If you're in the market for a condominium, you may find it a little harder to raise mortgage money than for a single-family home.

In theory, houses and condos are about the same. In both cases you own the deed, seek mortgage financing, pay your own real estate taxes and take the profits when you sell. A condo is a home within a larger building rather than a home on a separate plot of land.

Many condominiums are just as easily financed as detached houses, and on the same terms. But others are not popular with lenders. Here are two situations that lenders might avoid, according to Dallas Bennewitz of the U.S. League of Savings Associations:

Buildings where 40 percent or more of the units are rented rather than occupied by their owners. Monthly maintenance costs tend to be higher in heavily rented buildings, and tenants don't always take good care of the property. "Renters demand more services than owners, and more things can go wrong," Bennewitz told my associate, Virginia Wilson.

If you buy a condo in a partly rented building, maintenance costs may rise more sharply than you expected -- maybe to the point where it's hard for you to carry the property. Lenders worry about this.

Buildings that are new to the lender. Condominium bylaws typically run to dozens of pages and occasionally restrict the mortgage lender's right to foreclose or to resell. Naturally, no lender wants to get caught in that sort of bind. So all the papers on each condo project have to be studied closely by the lender's legal department, which may not want to do the work for just one loan.

Where a building is being converted from an older apartment house, the lender may want to study the engineer's report and other documents to be sure the place is sound. If the bank actually is working with the builder or converter, it has a good sense of what is going into the building and what the units are worth. But if the lender has had no previous connection with the project, it may not want to get involved.

Lenders also may shy away from buildings that are running down. A poorly governed condo may not know how to handle deadbeats, collect maintenance payments on time and keep the building in good condition. As the lobby and landscaping starts to look tacky, mortgages become harder to get.

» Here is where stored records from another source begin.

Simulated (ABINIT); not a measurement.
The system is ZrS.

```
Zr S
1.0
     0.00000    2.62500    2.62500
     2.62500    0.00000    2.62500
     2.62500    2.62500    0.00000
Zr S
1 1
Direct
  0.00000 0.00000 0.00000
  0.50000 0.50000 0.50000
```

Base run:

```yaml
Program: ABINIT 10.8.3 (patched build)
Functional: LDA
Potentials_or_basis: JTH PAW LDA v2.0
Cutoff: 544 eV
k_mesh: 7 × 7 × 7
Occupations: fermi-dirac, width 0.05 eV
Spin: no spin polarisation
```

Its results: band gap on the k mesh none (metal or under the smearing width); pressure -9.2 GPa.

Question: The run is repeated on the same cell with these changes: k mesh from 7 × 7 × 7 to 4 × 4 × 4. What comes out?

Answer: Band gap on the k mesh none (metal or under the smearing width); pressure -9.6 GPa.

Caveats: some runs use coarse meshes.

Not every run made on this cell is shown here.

You can often raise money for a run-down house in a good neighborhood because the bank expects you to refurbish it. But no matter how much money you sink into your condominium unit, you cannot singlehandedly put the entire building back in shape.

Your own bank or savings and loan association is the first place to look for condo financing. Sometimes those agencies finance their own customers at lower interest rates than they charge strangers. If your bank won't help, try the bank that financed the condo project.

In many cases, financing is available through the builder or condo converter. Some builders can provide you with a low mortgage-interest rate for the first few years that you own the condo. Others may pay you a monthly rebate for the first year or two to lower the unit's carrying costs.

Cooperative apartments are a different form of ownership from a condo, and harder to finance. With a co-op you do not directly own your living unit; you own a share in the building as a whole. These apartments are found mainly in New York, Chicago and Washington, and typically exert more control over who buys into them than condominiums do.

When a bank lends you money on a co-op, it cannot easily resell that loan to third-party investors, as is commonly done with condominium loans. The ability to resell loans is crucial to banks because that's the only way they can replenish their pools of lendable funds.

The nation's largest mortgage buyers -- the Federal National Mortgage Association and the Federal Home Loan Mortgage Corp. -- recently considered a program for buying co-op loans, but both put it on a back burner. So financing will stay tight. Co-op apartments generally require larger downpayments than condominiums do; co-op loans carry higher interest rates and usually are made available only to higher-income people.